How I Name Things in My Homelab (and Why It Matters)
Naming infrastructure is one of those decisions that feels trivial until you have fifteen things running and can’t remember which one is which. I spent some time early on thinking through a scheme I could live with, and I’ve been happy with it ever since. Here’s what I landed on and why.
The Scheme: function-location-number
Every host in my homelab follows the same pattern: function-location-number. In practice:
pve-nash-1,pve-nash-2— Proxmox VE nodesstorage-nash— TrueNAS storage serverpbs-nash— Proxmox Backup Serverpxe-nash— network boot servergrafana-nash— monitoring
The function segment says what the machine does. The location says where it is. The number disambiguates when there are multiples of the same thing.
Why Location
The location segment is the one people push back on. “You only have one site, why bother?” Because I won’t always.

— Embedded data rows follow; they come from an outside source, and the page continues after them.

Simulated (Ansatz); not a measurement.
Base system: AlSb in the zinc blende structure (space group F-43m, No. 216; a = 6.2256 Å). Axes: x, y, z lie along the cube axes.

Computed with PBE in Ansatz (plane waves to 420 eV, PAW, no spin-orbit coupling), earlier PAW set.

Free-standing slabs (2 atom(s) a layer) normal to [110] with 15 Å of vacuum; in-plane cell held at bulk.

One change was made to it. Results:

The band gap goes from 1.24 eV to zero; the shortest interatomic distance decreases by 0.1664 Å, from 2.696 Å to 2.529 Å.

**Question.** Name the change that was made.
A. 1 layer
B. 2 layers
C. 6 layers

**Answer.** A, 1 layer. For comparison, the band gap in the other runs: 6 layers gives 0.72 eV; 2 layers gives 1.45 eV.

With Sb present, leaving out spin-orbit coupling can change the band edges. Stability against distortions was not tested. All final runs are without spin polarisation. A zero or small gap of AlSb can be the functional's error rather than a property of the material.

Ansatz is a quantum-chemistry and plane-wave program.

Even if I never expand beyond Nashville, location is still useful context. When I’m reading a log, glancing at a dashboard, or looking at a Prometheus target list, seeing pve-nash-1 tells me immediately what cluster that node belongs to without having to look it up. If I ever spin up a second site — a colocation rack, a cloud region, a friend’s basement — I don’t have to rename everything or bolt on a suffix that breaks the existing pattern. The scheme already has a slot for it.
Infrastructure naming is one of those things where the cost of adding structure up front is nearly zero, and the cost of retrofitting it later is annoying.
Why Consistency Pays Off
The practical benefits show up in small ways, constantly:
SSH and autocomplete. When every Proxmox node starts with pve-, typing ssh pve-<tab> gives me exactly the list I want. Same for any other function class. Inconsistent names mean inconsistent autocomplete.
Logs and monitoring. Hostnames end up in logs, Prometheus labels, Grafana dashboards, alert payloads. If your naming is consistent, you can write queries and alert rules that work across a class of hosts — job=~"pve-.*" — without special-casing anything. If your names are a mix of schemes accumulated over time, you’re either writing ugly regex or manually maintaining lists.
Mental load. The real cost of bad naming is that you have to remember things. A good scheme means the name itself is information. I can infer what pbs-nash does and where it is without checking any documentation, because the name follows the same pattern as everything else.
What I’d Tell Past Me
Pick a scheme before you name your first machine, not after. It doesn’t have to be this one — but it should be one you can apply consistently and extend without breaking. The specific format matters less than the commitment to using it everywhere.
A naming convention you enforce only sometimes is just noise.